Monday 29 October 2007

Pathfinder Airframe Complete/ End of Year Expo


The Pathfinder 01 airframe was completed and shipped to South Australia on the 23rd of October for display at the end of year undergraduate expo's at both Adelaide & Flinders Universities. Displayed in the above picture minus the payload compartment is Pathfinder with Adelaide University (UoA) student team left to right: M. Pathmanathan S. Barone S.M. Wilksch A. Thomas



Above is the version 0.1 Recovery Controller (RC) developed by the UoA team, next to the Pathfinder rocket for scale. It is based on the powerful and flexible STR71 ARM MCU, which was chosen for its processing power along with the myriad of interfaces on chip. The unit provides barometric altitude in combination with a 3 axis accelerometer with +/- 50g x,y axis & 100g z axis. Interface to the main flight computer is via serial link, with the option of CAN and or USB. A PC104 form factor was chosen to allow ease of integration through a stackable board standard. Additional 18bit analog channels are available via pin headers onboard, which allow further vehicle discrete measurements.

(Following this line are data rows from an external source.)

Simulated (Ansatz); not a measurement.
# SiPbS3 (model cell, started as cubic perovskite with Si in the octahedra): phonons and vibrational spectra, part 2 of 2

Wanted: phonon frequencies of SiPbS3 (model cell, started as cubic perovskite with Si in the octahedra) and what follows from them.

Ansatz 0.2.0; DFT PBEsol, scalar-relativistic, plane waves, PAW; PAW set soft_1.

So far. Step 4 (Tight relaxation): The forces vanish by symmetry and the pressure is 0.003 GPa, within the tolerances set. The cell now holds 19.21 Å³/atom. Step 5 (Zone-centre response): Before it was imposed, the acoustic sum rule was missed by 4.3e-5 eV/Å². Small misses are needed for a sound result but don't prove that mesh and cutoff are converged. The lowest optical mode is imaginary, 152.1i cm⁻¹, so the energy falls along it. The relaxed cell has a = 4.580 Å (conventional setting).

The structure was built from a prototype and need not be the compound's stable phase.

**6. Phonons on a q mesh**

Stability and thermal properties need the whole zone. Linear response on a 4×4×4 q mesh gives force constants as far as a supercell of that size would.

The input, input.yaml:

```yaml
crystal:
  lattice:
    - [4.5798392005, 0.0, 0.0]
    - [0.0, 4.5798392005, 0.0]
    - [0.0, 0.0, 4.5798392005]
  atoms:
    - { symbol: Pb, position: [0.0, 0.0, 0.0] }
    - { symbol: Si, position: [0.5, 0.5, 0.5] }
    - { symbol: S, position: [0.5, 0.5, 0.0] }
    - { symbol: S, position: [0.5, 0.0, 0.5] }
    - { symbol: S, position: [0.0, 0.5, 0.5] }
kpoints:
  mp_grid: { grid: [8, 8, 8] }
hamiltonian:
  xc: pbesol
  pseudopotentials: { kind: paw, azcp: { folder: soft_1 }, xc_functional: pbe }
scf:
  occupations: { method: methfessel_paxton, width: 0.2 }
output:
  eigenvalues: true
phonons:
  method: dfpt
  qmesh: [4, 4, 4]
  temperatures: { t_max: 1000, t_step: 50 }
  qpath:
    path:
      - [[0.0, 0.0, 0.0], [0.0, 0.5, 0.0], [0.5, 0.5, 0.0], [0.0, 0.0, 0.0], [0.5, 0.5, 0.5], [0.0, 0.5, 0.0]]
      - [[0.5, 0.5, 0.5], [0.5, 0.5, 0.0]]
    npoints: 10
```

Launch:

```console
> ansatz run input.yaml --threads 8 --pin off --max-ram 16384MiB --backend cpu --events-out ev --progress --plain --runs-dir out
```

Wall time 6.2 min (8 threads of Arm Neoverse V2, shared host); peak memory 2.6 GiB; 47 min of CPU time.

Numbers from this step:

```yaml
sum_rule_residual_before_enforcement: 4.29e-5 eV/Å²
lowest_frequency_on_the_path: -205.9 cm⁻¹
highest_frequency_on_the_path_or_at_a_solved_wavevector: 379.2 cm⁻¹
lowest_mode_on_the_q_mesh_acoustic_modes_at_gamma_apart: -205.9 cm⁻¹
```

The generous support of ST Microelectronics with development tools, and MCU's made possible the rapid development of a first generation hardware solution.

Friday 12 October 2007

October ASLI Update







Pathfinder Update:

The Pathfinder airframe is now at about 70% complete, the phenolic body tubes have been fully laminated using a seamless glass weave sock. Sourced from Aerosleeve.com in the U.S.




As can be seen below the fin unit is near complete and consist of a phenolic tube core, with 4 MDF diamond aerofoil cores. Over which has been applied a first layer of uni-directional carbon, a sencond layer of light glass bi-directional mat is to be applied.


The Pathfinder is currently undergoing final finishing and will be painted ready for display at the end of year expos for both Adelaide and Flinders Universities.

A revised launch plan has been drafted which will see a low fidelity launch on a commercial Hypertek hybrid motor, from a launch site in Queensland. The full briefing document for the launch will be available from this blog page by the first week of November.

Thursday 27 September 2007

Adelaide University Sub-controller Work

The University of Adelaide Team has produced a prototype board based on the STR710. This was necessary to test tooling at the university and basic hardware concepts.



The PCB was manufactured at the University by the technical staff and loaded by a student team member. During testing some minor errors were noted. The PCB was modified and a fully functional circuit was yielded.



As the prototype has been tested successfully, the PC104 Recovery Controller can now be manufactured confidently knowing the basic hardware has been validated.
When the Recovery Controller is completed it will undergo initial testing with a PC, followed by integration to the central Flight Computer (FC).

The Linux based flight computer code is being developed, for use on the Arcom Vulcan XScale board. Integration and testing of a wireless telemetry using 900Mhz spread spectrum transmitters, will be conducted using Aerocomm data modems supplied by Tekdis.
To help speed implementation the team decided to use a PC104 carrier card from embedded arm to interface the Aerocomm modem directly to the Vulcan PC104 data bus.